News Corp Australia denies allegations that it took billions of dollars off shore tax-free

News CorpAustralia’s largest newspaper publisher has angrily rejected allegations that it siphoned off $4.5bn of cash and shares from its Australian media businesses over the past two years, virtually tax free.

News Corp Australia has this afternoon denied the allegations published in a story across Fairfax newspapers yesterday, written by Michael West, which used calculations by a University of NSW academic to claim that over the past decade Rupert Murdoch’s companies here have paid income tax equivalent to a rate of 4.8 per cent on $6.8 billion in operating cash flows, or just 10 per cent of its operating profits.

“This claim is based on a fundamental misunderstanding of the nature of these transactions, US and Australian tax treaties and applicable Australian tax law,” said News Corp Australia chief executive Julian Clarke.

In the statement the company claims that over the last five years, News Corp Australia has paid $417m in corporate tax and withholding tax on accounting profits of $815.9m. The publisher also said it had paid $900m in goods and services, fringe benefits and payroll taxes over the last five years.

According to the Fairfax Media story the company had refused to address questions arising from an analysis by UNSW Jeffrey Knapp.

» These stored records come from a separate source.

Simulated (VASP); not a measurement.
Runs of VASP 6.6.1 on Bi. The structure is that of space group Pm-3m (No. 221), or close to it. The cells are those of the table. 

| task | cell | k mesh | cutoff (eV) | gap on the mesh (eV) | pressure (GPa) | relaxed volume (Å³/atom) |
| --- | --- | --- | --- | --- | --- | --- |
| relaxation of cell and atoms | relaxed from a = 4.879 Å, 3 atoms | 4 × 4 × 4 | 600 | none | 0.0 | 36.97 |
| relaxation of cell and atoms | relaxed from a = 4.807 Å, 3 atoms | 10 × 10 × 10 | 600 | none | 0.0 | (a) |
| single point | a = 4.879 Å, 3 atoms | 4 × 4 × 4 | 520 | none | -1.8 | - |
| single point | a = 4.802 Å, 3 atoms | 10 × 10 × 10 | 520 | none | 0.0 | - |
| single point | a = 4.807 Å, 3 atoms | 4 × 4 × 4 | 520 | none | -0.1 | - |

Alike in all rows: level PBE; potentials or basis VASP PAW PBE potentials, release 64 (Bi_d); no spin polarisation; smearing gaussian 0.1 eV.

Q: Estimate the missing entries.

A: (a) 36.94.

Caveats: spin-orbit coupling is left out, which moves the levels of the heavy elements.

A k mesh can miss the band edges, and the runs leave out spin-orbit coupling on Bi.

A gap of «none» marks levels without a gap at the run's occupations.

But in a statement a spokesman told West: “Our financial reports comply with Australian Accounting Standards and the Corporations Act 2001, have received an unqualified audit opinion and are filed with the regulator, ASIC. Beyond this we have nothing further to add.”

The fracas comes just one day before the Senate Economics References Committee is to hear testimony from the CEOs of Apple, Microsoft, Google and News Corp Australia about the level of tax they pay.

“We expect these matters to be covered in more detail at the Senate Committee tax hearing in Sydney tomorrow” said Clarke in his statement.